Re: Issue 106 in memcached: binary protocol parsing can cause memcached server lockup

2011-09-27 Thread memcached

Updates:
Status: Fixed

Comment #12 on issue 106 by dorma...@rydia.net: binary protocol parsing can  
cause memcached server lockup

http://code.google.com/p/memcached/issues/detail?id=106

think this was merged up. closing.



Re: Issue 106 in memcached: binary protocol parsing can cause memcached server lockup

2011-08-08 Thread memcached


Comment #10 on issue 106 by dorma...@rydia.net: binary protocol parsing can  
cause memcached server lockup

http://code.google.com/p/memcached/issues/detail?id=106

The incoming packet is consumed in try_read_udp(), so if you get into a  
conn_close state after reading one packet, calling an empty recvfrom will  
consume the *next*, unseen packet.


Unless there is some case you're talking about which causes the next packet  
on the wire to be an error?


I did push my tree though, so take a look at what I ended up with:
https://github.com/dormando/memcached/commit/954f6dddc41c80d2e625bce63744df5556a425bb

... I can't break it with your tests anymore, and it doesn't hang before  
responding. If you look at how TCP connections are intialized, you'll see  
they're set to conn_new_cmd, but the UDP listeners are initialized to  
conn_read. The latter makes sense in the flow.

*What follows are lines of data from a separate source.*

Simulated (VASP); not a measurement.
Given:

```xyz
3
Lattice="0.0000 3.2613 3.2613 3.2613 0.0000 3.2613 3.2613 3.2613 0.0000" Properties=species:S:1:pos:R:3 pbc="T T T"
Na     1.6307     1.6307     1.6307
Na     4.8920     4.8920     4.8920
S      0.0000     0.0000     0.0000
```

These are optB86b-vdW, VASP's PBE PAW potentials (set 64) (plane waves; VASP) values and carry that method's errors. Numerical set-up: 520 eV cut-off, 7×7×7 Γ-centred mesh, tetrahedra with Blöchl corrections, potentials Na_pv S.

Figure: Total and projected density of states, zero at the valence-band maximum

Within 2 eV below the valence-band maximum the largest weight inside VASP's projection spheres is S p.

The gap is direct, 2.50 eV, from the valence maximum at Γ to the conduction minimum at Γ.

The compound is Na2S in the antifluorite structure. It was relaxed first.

Either way, can you try the patch and see if you can still break it? :)



Re: Issue 106 in memcached: binary protocol parsing can cause memcached server lockup

2011-08-08 Thread memcached


Comment #11 on issue 106 by pi3or...@gmail.com: binary protocol parsing can  
cause memcached server lockup

http://code.google.com/p/memcached/issues/detail?id=106

I think you are right.

In my first patch (Comment 1), the recvfrom() call is critical because in  
that situation, if a UDP socket is in conn_closing state, it will never be  
recovered, all incoming packets should be dropped. If we recover its state  
to conn_read, there's no need for the recvfrom() again.





Re: Issue 106 in memcached: binary protocol parsing can cause memcached server lockup

2011-08-07 Thread memcached

Updates:
Status: Started
Owner: trond.no...@gmail.com

Comment #8 on issue 106 by dorma...@rydia.net: binary protocol parsing can  
cause memcached server lockup

http://code.google.com/p/memcached/issues/detail?id=106

I just pulled a patch similar to this into my 1.4.7 tree.

This was confusing me a bit... the extra recvfrom seemed pointless and it'd  
hang while running. The test from #158 would spin out of control without  
the recvfrom.


But the initial state of a UDP connection is actually conn_read, not  
conn_new_cmd. Using the correct state makes it find the next UDP packet and  
throw it away properly.


Still iffy on the rbytes bit, but so long as multiple command parsing works  
(which I don't think it does now anyway), that should be correct.


Punting to trond in case he wants to port this properly to 1.6.0, or take a  
look at least. I'll be pushing my for_147 branch to github at some point.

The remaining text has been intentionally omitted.